Because John identifies himself with the persecution of churches that he is addressing, readers of Revelation have long assumed that John’s presence on the island of Patmos is the result of a political exile.

So, the quick answer to the quick question is, John was on the island of Patmos, writing to seven churches on the western mainland.


Now, if you are the kind that likes quick answers, then STOP!
If you like paths that twist and turn and take you into places normally reserved for episodes of “The Twilight Zone,” then let’s keep going.

Oh, so you’re still with me, eh? You must be the curious, adventurous type. That’s fine, but don’t say that I didn’t warn you.

The question arises (see one of the possibilities under ‘when’) of whether John had the vision on the island and then wrote the book of Revelation later, perhaps even somewhere else, when his exile was over and he had better access to writing implements and so forth.

Why would I ask such a thing? Because there is a curious element to this book that is worth thinking about. Let me illustrate: Imagine my older brother Chris, coming to me and saying the following: “Hey, Mom said that we can’t say ‘Shut up’ any more, because ‘Shut up’ is mean and it hurts people’s feelings when you say ‘Shut up’, so if you say ‘Shut up’ again you’re going to be on restriction for a week.”

Question: Did my brother say ‘Shut up’ four times, thus warranting four weeks worth of restriction? Or, was he simply informing me about the new prohibition, its rationale, and the consequences? If you were my mother, would he be in trouble?

Likewise, when John says that he heard a voice saying, “Write in a book what you see and send it to these churches” and then he writes what he heard and describes what he saw- is he simply telling about his experience of the vision and voices? Or, is he actually writing the book like he was told? When John says (v.12) “Then I turned to see whose voice it was that spoke to me, and on turning I saw seven golden lampstands, 13and in the midst of the lampstands I saw one like the Son of Man…” was that description part of the vision that he was supposed to write to the churches? Or, is the part that John was to address to the seven churches only the letters that begin, “To the church in Sardis, write …” (all of which are in chapters 2 and 3). And when the letters are done (beginning of chapter 4), is John finished doing what the first voice commanded him, so that when he says “After this I looked, and there in heaven a door stood open!” was he no longer obeying the first command but was not getting some bonus time?

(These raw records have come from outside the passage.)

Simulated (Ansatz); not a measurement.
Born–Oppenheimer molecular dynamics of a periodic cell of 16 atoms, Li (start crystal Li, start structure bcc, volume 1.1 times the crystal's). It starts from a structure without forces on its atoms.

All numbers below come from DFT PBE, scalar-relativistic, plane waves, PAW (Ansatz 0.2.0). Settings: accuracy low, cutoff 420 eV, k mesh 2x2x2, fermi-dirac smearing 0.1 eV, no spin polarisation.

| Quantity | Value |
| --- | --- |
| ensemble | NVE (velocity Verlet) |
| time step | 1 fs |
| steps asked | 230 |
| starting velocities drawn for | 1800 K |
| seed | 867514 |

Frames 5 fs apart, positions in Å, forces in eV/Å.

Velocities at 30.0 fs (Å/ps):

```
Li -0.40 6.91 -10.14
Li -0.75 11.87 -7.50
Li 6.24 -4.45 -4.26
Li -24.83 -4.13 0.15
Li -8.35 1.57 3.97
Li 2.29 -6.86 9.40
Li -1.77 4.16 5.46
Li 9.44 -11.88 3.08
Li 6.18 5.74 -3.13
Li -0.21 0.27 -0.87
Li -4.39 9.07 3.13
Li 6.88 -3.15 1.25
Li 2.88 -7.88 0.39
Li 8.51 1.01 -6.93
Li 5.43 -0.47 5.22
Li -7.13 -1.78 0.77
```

These are not simple or even a smart-alecky questions. The same litany of questions could be raised with regard to John’s phrase “I was in the spirit…” which happens in 1:10, but then, in 4:2 he says, “At once I was in the spirit….” Is the implication that somewhere between 1:10 and 4:2 John ceased to be ‘in the spirit’ and was just hanging around in the flesh like the rest of us?

I guess what I am saying is that even the simple question, “When?” is not simple when we are reading apocalyptic literature. We approach such questions with the kind of certainty that we learned in history classes in school, where dates and places seemed to be fixed in time. But, when reading poetic, symbolic, apocalyptic literature like the book of Revelation, we have to be willing to let “a” be “a” and “not-a” all at the same time. Things are what they are, and they are what they are not. Words are literal and not-literal, all at the same time. I guess my only advice would be that we need to “surrender to the text” and leave our assumptions behind.